Jayme’s advice was easier to apply. “Relationships are divine assignments,” she said, sharing about a man who’d once left her for another woman. “They can be devastating, but remember: even the bad ones teach us something the universe knows we need to learn.” I devoured her stories of relationship misfires, comforted that even she had been stood up, dumped, told she was too crazy/too demanding/too weird. “We overcome our disappointments when we recognize that we are the problem,” she claimed. Jesus could help us, she explained, because he was our divine big brother—a powerful example of all we could be once we reached our own divinity. This was the first reasonable explanation of Jesus I’d ever heard.

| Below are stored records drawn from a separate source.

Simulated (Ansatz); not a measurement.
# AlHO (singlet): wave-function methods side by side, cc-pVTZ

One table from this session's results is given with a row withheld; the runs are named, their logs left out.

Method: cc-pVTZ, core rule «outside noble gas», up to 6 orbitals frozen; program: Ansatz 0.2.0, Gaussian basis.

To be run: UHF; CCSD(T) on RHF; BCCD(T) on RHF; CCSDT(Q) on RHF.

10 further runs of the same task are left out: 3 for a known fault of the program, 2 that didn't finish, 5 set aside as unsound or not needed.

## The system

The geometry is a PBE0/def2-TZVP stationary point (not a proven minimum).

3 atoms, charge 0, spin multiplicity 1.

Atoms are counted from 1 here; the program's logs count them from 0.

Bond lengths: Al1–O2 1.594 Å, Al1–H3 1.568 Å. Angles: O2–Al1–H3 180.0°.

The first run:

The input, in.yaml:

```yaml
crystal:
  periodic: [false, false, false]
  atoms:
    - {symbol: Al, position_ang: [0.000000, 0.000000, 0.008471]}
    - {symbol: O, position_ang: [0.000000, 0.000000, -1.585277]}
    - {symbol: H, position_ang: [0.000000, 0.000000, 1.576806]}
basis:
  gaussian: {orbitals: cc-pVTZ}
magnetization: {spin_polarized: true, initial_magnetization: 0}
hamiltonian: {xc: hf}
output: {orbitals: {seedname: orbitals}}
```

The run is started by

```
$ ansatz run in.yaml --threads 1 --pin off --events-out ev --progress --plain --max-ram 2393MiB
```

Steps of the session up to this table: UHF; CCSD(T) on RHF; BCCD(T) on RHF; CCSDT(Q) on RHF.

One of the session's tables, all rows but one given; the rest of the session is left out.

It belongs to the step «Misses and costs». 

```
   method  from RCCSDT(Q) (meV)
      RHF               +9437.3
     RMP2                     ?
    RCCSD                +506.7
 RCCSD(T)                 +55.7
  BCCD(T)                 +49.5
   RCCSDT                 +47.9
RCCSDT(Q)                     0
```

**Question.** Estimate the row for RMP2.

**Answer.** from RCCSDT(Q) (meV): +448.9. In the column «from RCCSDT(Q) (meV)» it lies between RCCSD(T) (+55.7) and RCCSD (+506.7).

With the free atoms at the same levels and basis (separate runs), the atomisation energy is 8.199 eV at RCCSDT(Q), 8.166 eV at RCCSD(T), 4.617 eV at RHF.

With each day that went by, I saw myself less as a lawyer gunning for partnership, and more as a spiritual pilgrim searching for a higher road to happiness than billable hours and sharp suits could buy. I didn’t talk to anyone about my newfound woo-woo perspective of universal abundance and light; there didn’t seem to be that sort of conversational opening in our partner-associate meetings or at happy hour on Friday nights. I knew I wasn’t your typical candidate for psychic transformation. But as I looked to Jayme’s example of what a higher, spiritual life might look like, her words of hope were like an IV drip of reassurance, connecting me to alternative truths and hope the partners in my firm didn’t seem to have. To me, Jayme was living proof that I could feel this bad now, and yet someday look that good.
ONE NIGHT
AT the gym, a tall, dark, handsome man hopped on the treadmill next to mine and started talking.
“I know you,” he said, his eyes sparkling. “You were on that rock-climbing trip to the indoor walls last month.”
I’ve never been one of those chatty runners, so this was a bit disconcerting. “Mmhmmm,” I replied winningly, struggling to conserve my breath. “Thatwasme.” I typically had about fifty-seven seconds of conversation in me before I’d start to audibly gasp for air.
“I’m Tim,” he said, extending a long arm to shake my hand.
“ImTrish,” I replied, praying my palm wasn’t clammy.
Over the next twenty minutes, Tim and I somehow kept up a witty train of banter, and I forgot all about my tiny, oxygen-starved lungs as he smiled at me and flirted. Tim was an engineer; he lived around the corner. He invited me to a party that weekend and I, suddenly breathless again, accepted. Here it is, I thought, my first chance to apply my miracle-minded perspective to a real guy.
Three nights later, at the swank martini party, sparks flew as we shared potent drinks and flirted. At the end of the night Tim walked me home in the rain, pulling me in for a kiss that made the streetlights above us spin. The next day, he called—right when he’d said he would. We talked for almost an hour: he told me how he admired Ayn Rand and that The Fountainhead was his favorite book. I told him about my spiritual work, and my commitment to focusing on love rather than fear. Remembering Jayme’s chapter on “Being a Fascinating Woman,” I assured him that I wasn’t one of those girls—you know, the dull ones who only want to get married. Tim was silent as I said this. I suspect he’d never had a woman start a romantic relationship by assuring him that she didn’t expect anything to come of it.
“I believe in the experience of our relationship,” I explained, “not the title.” I’d learned from Jayme and the Course that evolved people don’t worry about the form of a relationship—dating, exclusivity, marriage. “The form of most relationships,” she’d explained, “is like an ornate frame encrusted with diamonds and rubies.” That heavy frame was bad, according to the Course—the diamonds were our tears and the rubies were our blood. Insisting on a particular frame (such as marriage) diminished the content of the picture (the relationship). “The alternative,” Jayme said, “is for the form to be light and unobtrusive, something you can barely see or feel that holds everything together lightly so you can focus on the content.” Secretly, I assumed that once Tim got to know me, the form would take care of itself.